Li Ji (archeologist)

Li Ji (Wade-Giles: Li Chi; July 12, 1896 - August 1, 1979) was a Chinese archeologist. He is considered to be the founder of modern Chinese archeology and his work was instrumental for proving the historicity of the Shang Dynasty.

Li Ji stems from a wealthy family of the Hubei province, where he was born in 1896 in the city of Zhongxiang. In 1918 he left for the United States to study anthropology at the Harvard University. He received his PhD degree in 1923 and worked for a short time at the Freer Gallery of Art in Washington. After that he returned to China to teach at the Nankai University. In 1925 and 1926 he did archeological excavations for the Yangshao culture in the southern part of the Shanxi province. In 1928 he became the first director of the archeology department of the Academica Sinica and started to teach at the Tsinghua University as well.

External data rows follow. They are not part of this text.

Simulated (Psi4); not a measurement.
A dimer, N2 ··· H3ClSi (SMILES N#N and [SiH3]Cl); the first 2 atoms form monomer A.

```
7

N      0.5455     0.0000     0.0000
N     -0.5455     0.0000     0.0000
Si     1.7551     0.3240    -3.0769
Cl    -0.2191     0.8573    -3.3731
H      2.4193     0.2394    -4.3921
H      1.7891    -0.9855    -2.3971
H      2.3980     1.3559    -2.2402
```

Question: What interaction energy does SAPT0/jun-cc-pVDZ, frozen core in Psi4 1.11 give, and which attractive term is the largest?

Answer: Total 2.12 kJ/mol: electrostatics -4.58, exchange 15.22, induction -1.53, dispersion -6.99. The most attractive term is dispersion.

Li Ji led the excavations at Yinxu near Anyang from 1928 to 1937 until the outbreak of the Second Sino-Japanese War prevented further work. These excavations yielded the discovery of a royal palace and over 300 graves including 4 royal ones. The recovered artefacts comprised among others early bronze casts and a large number of oracle bones, which represent the earliest significant corpus of ancient Chinese writing. Those findings finally established the historicity of the Shang Dynasty, which still had been a subject of debate up to this point.

After the war Li Ji fled to Taiwan when the communist under Mao Zedong took power in mainland China. There he became the head of the archeology and anthropology departments of the National Taiwan University in Taipeh. He died on August 1 of 1979 in Taipeh.